This emphasis on interfaces could also enforce a healthy separation between scientists and the software engineers that develop scientific software. It’s fairly well-established that while many scientists are experienced in their respective fields, not very many are necessarily good at both writing software and keeping up with domain knowledge. In fact, most scientists don’t see the value in formal instruction in software development and consequently produce less than ideal code, a fact that is bemoaned by a Nature editorial. While I agree that scientists need to become more computationally literate, I disagree that they should be expected to fully absorb the expertise necessary to be a competent software developer. Instead, I’m generally supportive of the movement to legitimize research software engineers as distinct specialists in their own right who sit at the intersection of research and engineering. That said, focusing on defining an interface for a black-box function is something that would not require scientists to stray too far from their realms of expertise, while also allowing an individual who was specialized in software engineering to understand their needs. In other words, a CWL tool could serve as a common ground where domain specialists from scientific fields and research software engineering could meet in the middle. Scientists wouldn’t need to write shoddy code but would still be able to steer development for their tools.

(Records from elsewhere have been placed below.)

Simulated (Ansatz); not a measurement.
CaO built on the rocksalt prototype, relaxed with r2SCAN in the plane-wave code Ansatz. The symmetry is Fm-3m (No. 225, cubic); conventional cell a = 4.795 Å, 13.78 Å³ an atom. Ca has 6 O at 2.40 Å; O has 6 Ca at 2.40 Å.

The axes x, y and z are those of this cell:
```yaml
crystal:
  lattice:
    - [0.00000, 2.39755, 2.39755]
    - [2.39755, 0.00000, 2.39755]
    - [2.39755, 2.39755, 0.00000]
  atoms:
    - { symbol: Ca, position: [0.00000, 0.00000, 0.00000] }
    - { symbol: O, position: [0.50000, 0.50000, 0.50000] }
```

Lastly, I like CWL because it enforces the use of the Unix shell. This last point is admittedly something I still haven’t fully fleshed out and might not be super well-substantiated, but I intuitively feel like using general purpose programming languages as glue languages in scientific computing is a mistake. Essentially, I think that the shell is superior for orchestrating complex pipelines because it doesn’t lock you into a particular language ecosystem and is expressly purpose-built to be a user interface to the operating system that programs are running on. In contrast, committing to Python and Perl to glue together all or even some of the steps in a pipeline is riskier due to the fact that these languages are optimized for functionality that programmers want, rather than what a program execution environment needs. Because they cater to programmer desires, these languages are much more likely to evolve quickly, with the consequence that older tools written in prior versions of a language may not interoperate with tools written in a newer version of the language if forced to use the same interpreter. A programmer might even find that a new domain-specific language offers enough of an advantage over incumbent languages that he/she want to write new tools in that language. Science candidly does not have the resources to constantly concerning itself with porting code from one iteration of a language to the next (or to a different language altogether), so there needs to be some way to guarantee that old, creaky code can interoperate well with shiny, sexy new code. In contrast, shell functionality is fairly rigid and unchanging (assuming POSIX compliance) and allows you to more readily switch between language environments.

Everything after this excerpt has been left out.